Micro-Dwellings Across America

By Dwell @dwell
Published as:  A Little Slice of Home From crowded cities to a trailer park of tiny houses planned for Sonoma County, California, multiunit micro-housing complexes are popping up all across America. Slideshow

Brian Levy, Tony Gilchriest, and Jay Austin (left to right), are creating the Boneyard Studios complex in Washington, DC, along with Lee Pera and a team of architects and builders. The four structures onsite are both experiments in small-space living and, during public “work days,” a base for educating the community about construction, design, and tiny houses.

In Texas, where bigger is supposedly better, there’s a budding demand for very small homes. Fort Worth might be one of the last places you’d expect to find a waiting list for tiny housing, but if the city’s new White Buffalo micro-unit complex is any indication, the yen to live small is a nationwide trend. White Buffalo’s 63 units range from 540 to 995 square feet—grand by micro-home standards, but miniscule for Texas—and were fully leased in half the time developer Lang Partners predicted.

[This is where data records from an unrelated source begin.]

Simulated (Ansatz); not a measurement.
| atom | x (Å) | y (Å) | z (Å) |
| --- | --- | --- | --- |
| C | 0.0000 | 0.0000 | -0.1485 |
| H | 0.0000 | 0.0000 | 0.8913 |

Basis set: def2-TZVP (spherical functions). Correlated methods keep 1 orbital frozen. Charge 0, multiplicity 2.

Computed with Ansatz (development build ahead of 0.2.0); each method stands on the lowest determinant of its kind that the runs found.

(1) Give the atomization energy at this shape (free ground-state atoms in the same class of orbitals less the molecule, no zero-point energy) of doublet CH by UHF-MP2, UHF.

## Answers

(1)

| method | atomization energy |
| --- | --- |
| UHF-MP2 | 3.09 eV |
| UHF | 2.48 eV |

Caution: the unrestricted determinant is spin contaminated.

The Big Apple is currently undertaking the adAPT NYC micro-housing project, a pilot program on public land in the Kips Bay neighborhood. Architects and partners Eric Bunge and Mimi Hoang of nArchitects won the commission to design the 55-unit building in January 2013. And as former dwellers in a 350-square-foot apartment, they relied on their experience to devise the winning design. What the couple most missed during their tenure in a tiny home was natural light and air, so each of the 250-to 370-square-foot units will have nearly ten-foot ceilings and Juliet balconies.

Slideshow

”It’s important to be able to get rid of the bed,” says developer Patrick Kennedy. ”To me, there’s nothing inherently more depressing than looking at the bed all day.”

In San Francisco, sky-high rents and a forward-looking bit of 2012 legislation spearheaded by City Supervisor Scott Wiener have paved the way for Smartspace SoMa, a new prefab building containing twenty-three 295-square-foot apartments, developed by Panoramic Interests. In fall 2013, students from the California College of the Arts will move in. Rents are set at $1,600 per month, a staggering sum in many cities but a relative steal in tech-boom San Francisco, where studios can fetch $2,500 to $3,000 on the open market.

Even the hinterlands are getting in on the action. Jay Shafer moved into his first tiny house 16 years ago and has been helping people lose domestic square footage since 1999, when he founded the venture that would become Four Lights Tiny House Company, manufacturing homes under 300 square feet. Shafer is currently at work on his grandest vision yet: a whole community of micro-dwellings in Sonoma County, California.

Slideshow

Jay Austin’s Matchbox house is only eight feet wide but feels bigger thanks to a well-organized interior.

“I want to build a core of 12 to 20 houses, and then more houses around that,” he says. “We’ll also have a communal farm.” Shafer’s cheekily named Napoleon Complex is essentially a trailer park, an R.V.-zoned community of up to 70 houses, each under 400 square feet, set to be completed in 2015. Shafer argues that a success here will create a broader “contagious model for responsible, affordable, desirable housing.”

This vision—a community of tiny mobile houses—is already taking shape on an alley lot in Washington, DC, albeit on a smaller scale. Lee Pera, who works for the Environmental Protection Agency, started the Boneyard Studios village with Brian Levy in early 2012, and today she and three cohorts are putting the finishing touches on the interiors of their four 200-square-foot-and-under homes on wheels. For Pera, the project is about paring life down to the essentials, forming a community with her neighbors, and “starting the conversation” in DC about compact, affordable housing.

Though she’d like to live there full time, current zoning forbids it, making Boneyard Studios strictly an experiment. But each mile she travels back to her main residence fuels her commitment to community outreach on living small. The momentum seems to be at her back.